Image via the Trump Statue Initiative.

Republicans still have a chance to keep control of the U.S. Senate into 2021. The acting president, however, has little chance of retaining his sinecure. Revenge his byword, he will try to burn the place down before he goes. His followers in the provinces will try if he doesn’t. I am not the only one warning of that.

The North won the Civil War but lost Reconstruction. That ushered in a century of Jim Crow bolstered by the myth of the Lost Cause. The losers in this presidential election are running the same play.

The Washington Post’s Greg Sargent writes:

With Trump unlikely to formally concede, you can see a kind of Lost Cause of Trumpism mythology taking hold, in which many supporters continue believing the election was stolen from him and that squeamish Republicans betrayed him by not fighting hard enough against it.

That could do serious civic damage: As Rick Hasen suggests, it appears designed to place a cloud of illegitimacy over Biden’s presidency. What’s more, it will require Republicans running in 2024 to do a delicate dance maintaining fealty to that mythology for years, just as they tiptoed around “birtherism.”

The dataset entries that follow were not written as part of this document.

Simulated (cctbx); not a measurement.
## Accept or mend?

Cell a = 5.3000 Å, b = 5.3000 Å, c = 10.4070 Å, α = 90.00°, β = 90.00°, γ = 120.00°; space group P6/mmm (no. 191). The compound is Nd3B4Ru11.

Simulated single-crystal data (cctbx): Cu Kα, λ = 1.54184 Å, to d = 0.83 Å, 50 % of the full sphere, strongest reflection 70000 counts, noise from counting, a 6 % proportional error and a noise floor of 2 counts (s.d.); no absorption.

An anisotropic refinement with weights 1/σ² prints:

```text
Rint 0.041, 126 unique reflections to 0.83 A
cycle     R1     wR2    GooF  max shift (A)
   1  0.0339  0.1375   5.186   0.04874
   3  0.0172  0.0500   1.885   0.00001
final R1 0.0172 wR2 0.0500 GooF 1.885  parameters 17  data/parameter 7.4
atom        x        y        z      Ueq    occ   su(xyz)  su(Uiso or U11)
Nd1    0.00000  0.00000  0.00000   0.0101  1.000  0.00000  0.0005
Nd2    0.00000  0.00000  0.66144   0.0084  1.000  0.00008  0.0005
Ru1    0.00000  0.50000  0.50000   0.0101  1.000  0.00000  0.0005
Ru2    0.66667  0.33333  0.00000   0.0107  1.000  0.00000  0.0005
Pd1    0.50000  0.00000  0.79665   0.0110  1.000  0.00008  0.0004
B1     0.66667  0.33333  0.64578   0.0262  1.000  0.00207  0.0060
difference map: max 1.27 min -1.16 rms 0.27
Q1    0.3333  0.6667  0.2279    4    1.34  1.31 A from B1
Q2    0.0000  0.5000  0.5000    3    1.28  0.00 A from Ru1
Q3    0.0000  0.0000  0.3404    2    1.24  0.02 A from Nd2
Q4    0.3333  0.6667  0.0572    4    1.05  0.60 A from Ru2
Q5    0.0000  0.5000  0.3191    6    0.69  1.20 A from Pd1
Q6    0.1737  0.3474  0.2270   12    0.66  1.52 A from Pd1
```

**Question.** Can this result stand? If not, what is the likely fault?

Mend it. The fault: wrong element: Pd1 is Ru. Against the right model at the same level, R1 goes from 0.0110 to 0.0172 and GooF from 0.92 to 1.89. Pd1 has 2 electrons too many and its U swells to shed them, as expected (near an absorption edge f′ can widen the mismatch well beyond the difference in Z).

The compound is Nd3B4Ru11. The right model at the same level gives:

After Ronald Reagan left office, Grover Norquist sought to cement the Reagan myth by plastering his name on “as many buildings, highways, airports, schools, mountains and parks, libraries and museums around the country as possible.” Norquist started the Ronald Reagan Legacy Project in 1997. Apparently, he was still trying to turn the Gipper into a minor deity in in 2016. He’ll have to compete for space with Confederate names and monuments from Key West to Portland, Ore.

We know how much the proprietor of Trump Tower enjoys seeing his name plastered on things. Since his followers already consider him a minor deity, perhaps he would settle for a statue here and there as a consolation prize for getting out of town without razing it first.